After A#2 blasted you on all of your other silly criticisms of Officer Stucker, such as racism and not caring about poor, transient victims, you are hanging on to the "no witnesses" theory for dear life. Take it easy, honey! Relax! The officer did his job, the bad guy got arrested, and the victim got patched up. Let the justice system run its course (with all of the information, that is.)

Friday, October 14, 2005 9:32:00 AM  
Anonymous Anonymous said...

"What if page 2 of the report notes that the victim declined prosecution? Or what if he changed his statement later, making him unreliable? What if the suspect never bothered to show up for the court date on his citation and there is a warrant for his arrest?"

To state the obvious, there are lot of "what if's" there, describing a report which has been withheld from public scrutiny.

Damned convenient that.

Friday, October 14, 2005 9:52:00 AM  
Blogger Five Before Midnight said...

Well, if you are the agency, yes, it is very convenient b/c it is the agency's decision to prevent disclosure, unless like A#2, you are an RPD employee. The citizen? It's not. The victim, not.

As for Cohen, I saw him riding on his bike recently, no care in the world. Stucker told him when he put cuffs on that this did not mean he was under arrest. The report said he was cited. It also says the victim was willing to identify the assailantg AND to prosecute. In fact, A#2 claimed that this was actually a citizen's arrest, which in this case given that the witnesses weren't even interviewed, had to be this victim. If he changed his mind, well who would blame him? Why pursue a case that even the arresting agency including the employees that posted here. I had the lesson reinforced once again, you see someone getting beaten in public, you help him. Just leave the police out of it.
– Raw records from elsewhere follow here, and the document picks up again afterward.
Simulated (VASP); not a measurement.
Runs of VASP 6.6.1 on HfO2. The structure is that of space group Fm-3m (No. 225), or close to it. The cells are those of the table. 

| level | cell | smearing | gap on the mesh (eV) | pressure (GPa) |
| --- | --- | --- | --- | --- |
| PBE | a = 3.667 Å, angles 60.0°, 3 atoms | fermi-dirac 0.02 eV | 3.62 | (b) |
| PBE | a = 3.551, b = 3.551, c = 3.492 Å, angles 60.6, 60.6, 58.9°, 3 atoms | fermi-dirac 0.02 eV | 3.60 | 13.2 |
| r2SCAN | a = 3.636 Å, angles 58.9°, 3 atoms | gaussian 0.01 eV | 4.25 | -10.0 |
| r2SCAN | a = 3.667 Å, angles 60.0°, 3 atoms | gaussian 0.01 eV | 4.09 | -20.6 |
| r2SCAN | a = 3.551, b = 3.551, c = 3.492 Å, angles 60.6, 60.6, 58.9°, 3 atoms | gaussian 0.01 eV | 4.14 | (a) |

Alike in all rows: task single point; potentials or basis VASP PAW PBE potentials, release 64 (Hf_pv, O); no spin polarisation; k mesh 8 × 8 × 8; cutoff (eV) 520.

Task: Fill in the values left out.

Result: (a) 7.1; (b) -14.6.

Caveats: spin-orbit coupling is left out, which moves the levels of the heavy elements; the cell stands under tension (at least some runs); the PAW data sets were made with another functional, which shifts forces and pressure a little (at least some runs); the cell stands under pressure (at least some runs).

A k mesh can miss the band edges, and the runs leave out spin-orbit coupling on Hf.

Because as A#2 pointed out, a PC 415 is justification enough to get the crap kicked out of you by a man with a history of felony convictions, failed attempts at anger management counseling mandated by the court and domestic violence(hence his "homelessness".)

The second page of the actual report would have been the page that includes personal information on witnesses, but the first page clearly states that there aren't any.

Relax? Oh, all that has been posted here, just proves the original point on the thread. Keep up the good work, on that front.

Friday, October 14, 2005 11:04:00 AM  
Blogger Five Before Midnight said...

"To state the obvious, there are lot of "what if's" there, describing a report which has been withheld from public scrutiny.

Damned convenient that. "

True. What's more bizarre is that I saw this whole thing happen, as did eight other people. Yet people who weren't there are rushing up to defend as if they have ALL the facts, and they don't. It would be funny, except the incident that led to all this discussion was not.

Truth be, I probably know more of the facts of this incident than they or their agency does, and it should not be that way, in a "model" agency.

The shame is that I've read tons of police reports, and some investigative reports. Even on so called inconsequential crimes(you know, those that are compared to car accidents) and this department has some good, solid and thorough police report writers, which is important to note b/c this is the medium in which they put their police practices into words. This report does not match the quality of those. To say it does, is just insulting, imo.

But I've learned a lot more about WHY the police responded to this beating the way they did, if not the "lessons" that these RPD employees were trying to pass on.

And I still have not received a satisfactory response in all these "what ifs" and static, as to why it's okay to check the "NO" box for witnesses when you have willing witnesses. In fact the rush to defend this action tells me even more that it was wrong.

Friday, October 14, 2005 11:19:00 AM  
Blogger Five Before Midnight said...

As to those police reports, not a single complete report was provided by the RPD. They were obtained through court files.

Friday, October 14, 2005 11:20:00 AM  
Blogger Sandalou said...

[i]You can expect them to save your sorry ass when you need help[/i]

Yeah right. Provided you aren't a person of color, poor, gay/trans or just happen to live in the wrong neighborhood. Oh yeah, or if the cop finds you attractive and chooses to take advantage of the situation or has an ax to grind because you remind him of his ex.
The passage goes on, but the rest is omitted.